If you followed along through last three posts, then hopefully you have a Yamaha YM3812 OPL Sound Chip on a breadboard playing a lovely F Major 7th chord over and over and over 😅. Or maybe, the annoying repetition drove you to experiment and find new patterns. It’s a great proof of concept that ensures the hardware and software work, but not exactly an instrument. Today, we are going to fix that by implementing MIDI. This way, you can use any external musical input device or even your computer to play music—not just sound. And that, to me, makes it an instrument.
The Hardware
Building hardware that interfaces MIDI with a microcontroller requires only a handful of components and is actually pretty simple. Fundamentally, the schematic just passes a serial TTL logic signal from the Tx pin of one microcontroller to the Rx pin of another. The real magic is that this circuit fully isolates the sender from the receiver. They don’t even need a common ground! Let’s see how.
Input & Output Combined
If you connect these two circuits through a MIDI cable, you get the schematic above. An LED inside the 6n138 optocoupler signals a light sensitive transistor. When the LED turns on, the transistor connects pins 5 and 6 of the optocoupler and allows electricity to pass through. When the LED turns off, that connection breaks. The 220 ohm pull-up resistor ensures that pin 6 stays high whenever the LED is off, and low when the LED turns on.
You can think of the other half of the circuit as an LED on an extension chord. 5v flows through two 220 ohm resistors before going through the LED inside of the 6n138. It then flows back through another 220 ohm resistors and into the Tx pin of the microcontroller. When the Tx pin goes high, both sides of the LED are at 5v and no current can pass. But when Tx goes low, the current sinks into the microcontroller and the LED turns on. Turning the LED on closes the connection of pins 5 and 6 on the 6n138 which shorts the Rx line to ground. This way when Tx goes low, Rx goes low—and visa versa.
Also take note that the ground connection that passes into the MIDI cable does not connect to the receiving circuit. This shields the cable from interference, but also keeps both sides fully isolated.
On another note, the placement of the resistors ensures that foul play by either device won’t hurt the microcontroller or the optocoupler. The extra diode ensures that even connecting these pins backwards won’t cause any damage to the 6n138.
MIDI TRS Jacks
If you are familiar with MIDI devices, then you may be wondering why I used a TRS (tip/ring/sleeve) jack instead of the traditional 5-pin DIN connector. And well, I can think of two good reasons: size and cost. Ultimately, I plan to create a set of patchable EuroRack midi devices that allow patching of MIDI signals just like CV or Audio. In this context, 5-pin DIN connectors (which can cost multiple dollars each) and their associated MIDI cables become prohibitively expensive—especially in comparison to TRS jacks and stereo patch cables. Not to mention that a patchwork of MIDI cables would become far too bulky for a EuroRack setup.

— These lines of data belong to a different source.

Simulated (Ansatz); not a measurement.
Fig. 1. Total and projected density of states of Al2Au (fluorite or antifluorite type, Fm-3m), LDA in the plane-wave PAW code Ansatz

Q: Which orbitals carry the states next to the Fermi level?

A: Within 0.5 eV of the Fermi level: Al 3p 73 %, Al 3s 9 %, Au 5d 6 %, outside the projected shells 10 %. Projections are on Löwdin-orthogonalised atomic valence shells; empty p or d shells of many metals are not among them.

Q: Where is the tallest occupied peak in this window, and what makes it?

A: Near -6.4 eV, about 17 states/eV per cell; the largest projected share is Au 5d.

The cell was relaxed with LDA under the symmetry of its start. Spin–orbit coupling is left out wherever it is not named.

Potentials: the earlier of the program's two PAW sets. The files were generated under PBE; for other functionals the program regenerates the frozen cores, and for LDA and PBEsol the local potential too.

Of course, I am far from the first person to decide this, and DIN to TRS converters abound. So I purchased one used by big name brands like Korg and Akai. The circuits above are based on the pinout of these adapters. Later, I added a beat step pro to the mix.
The Beatstep Pro uses TRS jacks straight out of the box, so I happily connected my device with a stereo patch cable… and it didn’t work. This is because Arturio inverts the connection of the tip and ring. Of course you could just as easily say that Korg inverts the tip and the ring connections, because it all depends on your frame of reference. There is no fully standard way to convert between a DIN MIDI connector and a TRS jack. And now I had one Korg converter and two Arturio converters… what to do…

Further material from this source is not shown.